Datasets, Library, and Artificial Intelligence

I attended a public lecture and workshop on Machine Learning in the Presence of Class Imbalance, organized by Fields Centre of Quantitative Modelling and Analysis at Carleton University on June 20 and 21, 2019. I have been interested in this topic since 2016 when Google DeepMind’s AlphaGo won the board game Go against Master Lee Sedol. At that time, I was really shocked. Lee Sedol is one of the geniuses of Go masters and I knew how hard and difficult the board game Go is. Since then, I’ve tried to learn the topic by taking courses (i.e., Deep Learning Specialization) and participating in workshops (i.e., Stanford University Libraries AI Studio Experiments) and consider how these new technologies could be applied to my daily work.

My basic understanding of AI (Artificial Intelligence), ML (Machine Learning), and DL (Deep Learning) is that:

  • AI: Broad concept of computers performing tasks that human intelligence is needed like decision-making and translation.
  • ML: Subset of AI, but computers learning themselves based on data.
  • DL: Subset of ML, but computers processing information like a human neuron brain to be more fine-tuned.

Not sure if I understood them correctly and how these could improve my current work immediately at the Library, but one thing I’ve been thinking about and I would like to explore more is (digital) datasets (numeric, text, images, audio, and etc.) that are used to train AL, ML, DL algorithms such as how researchers obtain their train, dev, test sets and how other libraries apply AI to their work.

Public datasets

Presenters at the workshop came from different fields - academia, government, and private sectors. One thing I noticed in common was that most of them used public datasets to train/dev/test their model. The keynote presenter, Benjamin Fung, applied one of the ICWSM datasets to train/dev/test his StyloMatric to infer the author’s characteristics based on the writing styles from Tweets (paper and source code). Robin Grosset from MindBridge Analytics Inc. used one of the Kaggle datasets to train/dev/test his model for fraud detection and prediction.

There are many posts and websites to tell us about where to find public datasets (i.e., The Best Public Datasets for Machine Learning and Data Science and Awesome Public Datasets). In addition, Google Dataset Search facilitates data search easier across repositories, personal websites, and etc. I learned that the Canada Science and Technology Museum releases open data about their collections and operations in the machine readable way and there is also the UCI Machine Learning Repository which is one of the oldest data sources for ML communities.

I looked into how these datasets are shared or accessible. There are platforms like Kaggle or software development platform like GitHub, repositories like UCI, portals like Open Government Portal, databases like ImageNet, and websites like Stanford Dogs Dataset. These made me think about how academic libraries could support researchers in AI in terms of platform (or repository) wide to preserve and access, data curation for a high-quality dataset, and digitization to make collections available in a machine readable way.

Library

Recently, I’ve thought a lot about “digital” and “open” at the library - digital preservation, open access, digital scholarship, digital strategy, digital technologies, open source, open infrastructure, open education, and digitization. I do believe that “digital” affects all aspects of scholarship from discovery, integration, application to teaching and it enables scholars to do open practice [1]. Regarding the first dimension of scholarship - discovery - defined by Boyer, the authors [1] argue that digital technologies make researchers possible to generate, analyze, and share a massive amount of data so that datasets became an essential part of scholarly communication.

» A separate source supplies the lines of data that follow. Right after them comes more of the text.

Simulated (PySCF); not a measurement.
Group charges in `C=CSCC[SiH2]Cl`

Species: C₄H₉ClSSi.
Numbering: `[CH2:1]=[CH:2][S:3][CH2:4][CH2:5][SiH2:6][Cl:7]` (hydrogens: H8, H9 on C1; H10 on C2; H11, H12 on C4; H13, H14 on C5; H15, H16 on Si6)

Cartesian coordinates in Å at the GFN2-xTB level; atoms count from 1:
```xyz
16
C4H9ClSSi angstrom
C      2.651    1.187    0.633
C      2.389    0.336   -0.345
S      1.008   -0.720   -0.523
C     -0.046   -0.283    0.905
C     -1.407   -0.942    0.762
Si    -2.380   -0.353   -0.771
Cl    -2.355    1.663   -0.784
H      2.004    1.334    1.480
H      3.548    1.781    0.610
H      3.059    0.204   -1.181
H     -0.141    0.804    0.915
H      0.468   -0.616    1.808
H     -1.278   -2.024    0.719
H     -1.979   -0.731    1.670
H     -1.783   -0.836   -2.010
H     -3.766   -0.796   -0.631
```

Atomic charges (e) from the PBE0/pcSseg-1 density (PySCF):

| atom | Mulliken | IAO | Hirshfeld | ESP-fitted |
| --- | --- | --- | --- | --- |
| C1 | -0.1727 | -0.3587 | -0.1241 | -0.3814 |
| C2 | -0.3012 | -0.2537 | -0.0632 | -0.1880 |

Data can be defined in a variety of ways, but for me as a layman’s view, data is a ground evidence for research so it could be anything - numeric, text, images, audio, video, and etc. Academic libraries play an important role in storing, organizing, preserving and providing access to the scholarly record [2] and I do believe that we contain great resources in various formats through digital collections, special collections, institutional repositories and many more. Some institutions have already been a pioneer of preservation and access for born-digital and digitized materials. In order to support researchers in this era with advanced digital technologies, I think that it is important for academic libraries to provide our resources in a digital way too so that they can easily explore our resources to discover new findings and incorporate materials for their teaching.

AI at the Library

There are library communities to explore AI - AI4LAM, conferences such as Fantastic Futures, and many workshops like SUL AI Studio Experiments. I watched its online webinar in January 2019. They applied techniques of AI to their digital and special collections in order to improve metadata, generate automatic transcripts from audio recordings, analyze images with IIIF, and enhance search features. In addition, in an interview with Chris Erdmann (Chief Strategist for Research Collaboration at North Carolina State University) and Karim Boughida (Dean of University Libraries at the University of Rhode Island) mentioned about chat with AI to interact with students and community. There was also one competition to develop algorithms to discover relationships between datasets, researchers, publications, research methods, and fields sponsored by New York University’s Coleridge Initiative.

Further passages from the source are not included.